Few things embolden the iconoclast like punditry’s insistence on singing mediocrity. Like recent books by Louise Glück (whose Faithful and Virtuous Night won the National Book Award in 2014) and Gregory Pardlo (whose Digest won the Pulitzer Prize in 2015), Henri Cole’s Nothing to Declare is recommended by all the Establishment’s proper nodders, but does not contain vital, fought poems. Tidy poems, sure; pat little boxes of words, yes; poems to wrap a hearty ‘Hmmmmph’ around; but never poems fit to meet—or be—the Gorgon.

In Paul Valéry’s writings we find the following:

Poetry’s special aim and own true sphere is the expression of what cannot be expressed in the finite functions of words.

This is no simple directive from Valéry, true; but we can distill from it a call for something—most basically, linguistic and conceptual ambition—that Nothing to Declare utterly lacks. In “The Bee”:

Maybe this bee
is stupidly in love
with me.
Or the buzzing
is inside

my head
and will become,
over time,
a friend—
a new kind

that doesn’t go away,
even after lots of sex—

In “Lincoln at the State House”: ‘The war / had ended, but people only realized / what he meant to them / after he was dead’; in “Extraordinary Geraniums”: ‘[. . .] they mix glamour with the gutter, like Paris or Rome’; in “Self-Portrait with Rifle”: ‘Perhaps it is better to be feared than loved.’

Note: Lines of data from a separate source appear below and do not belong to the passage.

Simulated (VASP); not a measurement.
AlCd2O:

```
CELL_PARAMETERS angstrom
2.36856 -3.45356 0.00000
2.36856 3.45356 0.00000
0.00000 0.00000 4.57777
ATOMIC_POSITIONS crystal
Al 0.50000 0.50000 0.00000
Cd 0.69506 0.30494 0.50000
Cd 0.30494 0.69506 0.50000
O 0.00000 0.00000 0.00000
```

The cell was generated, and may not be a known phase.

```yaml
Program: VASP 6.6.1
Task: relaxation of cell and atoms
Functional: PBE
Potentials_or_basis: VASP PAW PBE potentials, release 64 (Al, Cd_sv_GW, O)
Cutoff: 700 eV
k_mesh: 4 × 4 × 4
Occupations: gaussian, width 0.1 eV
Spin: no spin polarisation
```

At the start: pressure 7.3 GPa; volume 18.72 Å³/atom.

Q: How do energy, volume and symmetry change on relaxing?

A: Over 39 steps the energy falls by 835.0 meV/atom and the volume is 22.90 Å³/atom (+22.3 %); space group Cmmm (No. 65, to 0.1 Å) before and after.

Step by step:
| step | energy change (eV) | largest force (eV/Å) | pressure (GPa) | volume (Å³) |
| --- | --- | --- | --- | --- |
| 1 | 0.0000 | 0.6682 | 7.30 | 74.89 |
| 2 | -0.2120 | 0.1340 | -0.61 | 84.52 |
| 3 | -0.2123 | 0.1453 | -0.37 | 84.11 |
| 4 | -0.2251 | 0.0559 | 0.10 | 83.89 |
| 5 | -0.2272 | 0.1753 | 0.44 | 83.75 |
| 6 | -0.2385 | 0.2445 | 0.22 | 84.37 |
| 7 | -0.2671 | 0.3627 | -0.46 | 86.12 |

Even as she reclines into their folds, a frank reader will admit that the balms of cliché, recycled language, and casual Mom-tone feel a betrayal of the poetic mission; what can have caused Cole, the author of eight books, to leave off this proviso? A frank reader will recognize, further, that some of Cole’s moves are even more enfeebled than simple retirement into said balms, and in poems like “The Rock”—

A sense that all’s right with the world prevails there—
and some kind of rock language,
with crude dents pressing my flesh,
and little fishes kissing my submerged feet

sentences wax nothing short of precious. Sentences . . . now’s the time to assert, I suppose, the relative impossibility of finding a shorter-feeling 68-page book than Cole’s, where four-page poems contain less worthy rumination than a common limerick.

Why? Nothing to Declare trucks almost exclusively in ‘the finite function of words.’ And yet, Why?

Is this the curse of Establishment’s pekid laurel? A poet honestly writing and dedicating an exercise-poem like “Sphere” to Harold Bloom and having that exercise-poem published by The New Yorker? Woe, woe.

The first of two further critical points: note the ham-handedness of certain of Cole’s metaphors, especially when attempting to deal with volume. In “Mother and Child” (a poem that succeeds in undoing the readerly confidence earned by his “City Horse”), for example: ‘Her teats were fat as ticks’—and, later, in “The Constant Leaf”: ‘I can stay in one place, / detoxifying experience like a kidney.’ These are truly signal failures of poetic estimation, imagining, in the first case, that the full-body bloating of a sated tick can be equated to the piece-specific swelling of a animal with child; in the second case, that the kidney, an organ designed to purify the body’s microcosm, is aptly compared to a human in the process of experiencing—what—life’s trials? Woe to this beggarly license; because Nothing to Declare houses so little original thinking and phrasing, moments of such maladroitness beat with the most offensive, sickly pink.

Forgive the assumption, but might Henri Cole need an editor that doesn’t double as a blurb-writer or in-poem addressee?

Second point: note the constant anthropomorphism and anthropocentrism to which Cole must retire when dealing with any non-human subject in Nothing to Declare. Instead of writing-through or openly struggling with gender designation in “The Bee,” his speaker resorts to the politically correct, clownish ‘pointing’ that is ‘he/she’; in “Mother and Child,” his speaker ‘bow[s] [his] head’ in pale reference to the Jesus-scene, and the birth of a foal or calf can only recall ‘defeated armies,’ ‘fleeing slaves’ and ‘refugees’; in “Dog and Master,” the speaker assumes his role as beneficent, dumb custodian-Daddy, where the ermine ‘huddled in [his] arms [. . .] forgets his untamable nature.’ No poem, however, shows less wisdom or extra-human reach—the poet’s very job—than the halting pastoral “Self-Portrait with Rifle”:

The deer do not
seem to grieve
because of what
they have lost,
but instead

seem to just
lie down on
the forest floor—
after sauntering
like little cathedrals

with antler-spires—

—one can do little more than snicker at a simile like sauntering cathedrals; and, right on Establishment’s cue, the witness of violence is but shunted into sleepy reference to ‘experience.’

Nothing to Declare  does about as poor a job as possible examining the domestic through poetry’s eye. I found myself saying, over and over, There must be more to poetry than this. Of course there is; and a hearty fear of Establishment’s hand helps us achieve it.